Saturday, May 30, 2009

Body and Soul (1947)

“After all the assorted prizefight pictures that have been paraded across the screen—after all the pugs and muggs and chorus girls and double-crosses and last-round comebacks that we've seen—it hardly seemed likely that another could possibly come along with enough zing and character to it to captivate and excite us for two hours. Yet Body and Soul has up and done it...”

That's how Bosley Crowther begins his 1947 review of the first great boxing movie. There are plenty of boxing movies with similar structures before Body and Soul - including the now hopelessly dated Golden Boy and the wonderful but schmaltzy City for Conquest - but none have the taught and desperate feel of Robert Rossen's film.

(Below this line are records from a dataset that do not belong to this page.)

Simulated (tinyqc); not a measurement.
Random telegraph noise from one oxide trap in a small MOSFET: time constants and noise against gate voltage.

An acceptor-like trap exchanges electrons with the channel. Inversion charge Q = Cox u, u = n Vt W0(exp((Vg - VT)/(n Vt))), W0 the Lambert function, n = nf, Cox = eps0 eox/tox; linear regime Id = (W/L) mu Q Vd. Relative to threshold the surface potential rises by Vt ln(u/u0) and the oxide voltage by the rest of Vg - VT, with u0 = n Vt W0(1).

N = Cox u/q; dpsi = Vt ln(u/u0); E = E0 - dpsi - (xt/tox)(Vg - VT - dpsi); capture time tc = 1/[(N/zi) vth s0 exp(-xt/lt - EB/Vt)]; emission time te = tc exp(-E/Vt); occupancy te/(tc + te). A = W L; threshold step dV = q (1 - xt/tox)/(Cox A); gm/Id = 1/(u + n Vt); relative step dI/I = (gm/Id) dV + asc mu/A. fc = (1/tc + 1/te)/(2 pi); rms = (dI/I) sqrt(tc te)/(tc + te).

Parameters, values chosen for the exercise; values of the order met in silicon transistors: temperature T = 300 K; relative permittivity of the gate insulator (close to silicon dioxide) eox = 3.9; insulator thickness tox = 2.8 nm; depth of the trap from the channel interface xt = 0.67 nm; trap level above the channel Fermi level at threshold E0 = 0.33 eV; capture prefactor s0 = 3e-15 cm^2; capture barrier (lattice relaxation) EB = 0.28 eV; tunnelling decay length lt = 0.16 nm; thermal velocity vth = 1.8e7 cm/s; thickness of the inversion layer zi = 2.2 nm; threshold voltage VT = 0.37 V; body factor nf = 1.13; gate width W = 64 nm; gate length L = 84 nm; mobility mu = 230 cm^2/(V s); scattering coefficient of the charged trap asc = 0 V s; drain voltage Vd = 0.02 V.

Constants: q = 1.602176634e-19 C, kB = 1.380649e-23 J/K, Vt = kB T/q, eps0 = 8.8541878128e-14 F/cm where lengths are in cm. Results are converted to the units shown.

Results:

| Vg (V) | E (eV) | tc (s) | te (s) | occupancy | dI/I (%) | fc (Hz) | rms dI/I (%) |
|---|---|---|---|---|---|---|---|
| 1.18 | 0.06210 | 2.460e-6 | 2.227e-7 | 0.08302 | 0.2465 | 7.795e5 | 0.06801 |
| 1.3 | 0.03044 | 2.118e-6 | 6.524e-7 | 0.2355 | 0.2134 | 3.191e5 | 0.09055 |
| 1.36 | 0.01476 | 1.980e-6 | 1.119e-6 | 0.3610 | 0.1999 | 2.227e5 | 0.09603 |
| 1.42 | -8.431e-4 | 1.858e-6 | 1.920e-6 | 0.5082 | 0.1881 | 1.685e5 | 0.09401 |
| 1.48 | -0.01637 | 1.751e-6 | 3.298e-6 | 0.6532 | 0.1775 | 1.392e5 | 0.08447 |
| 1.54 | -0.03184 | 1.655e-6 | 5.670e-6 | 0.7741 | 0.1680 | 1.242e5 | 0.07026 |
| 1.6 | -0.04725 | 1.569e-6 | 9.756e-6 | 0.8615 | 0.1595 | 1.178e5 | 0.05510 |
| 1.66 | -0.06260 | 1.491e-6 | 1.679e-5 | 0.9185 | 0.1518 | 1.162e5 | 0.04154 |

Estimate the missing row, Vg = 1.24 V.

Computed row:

Body and Soul was an independent film made by John Garfield's production group after he left Warner Bros. Garfield was the face of yet-to-be-defined film noir. The physiognomy of Garfield was a perfect fit for noir and he made the most of it in films like The Postman Always Rings Twice and He Ran All the Way. He played boxers before Body and Soul but this film was to remove any sentimental romances and light comedy that was prominent in previous movies.

The modest-budgeted film could not match similar slick big studio releases. Garfield had to make the movie on the cheap. He personally hired cinematographer James Wong Howe to lens the film. Howe uses slightly uncomfortable-looking tight shots in cramped spaces to tell the story instead of grand shots of screaming crowds usually seen in boxing epics.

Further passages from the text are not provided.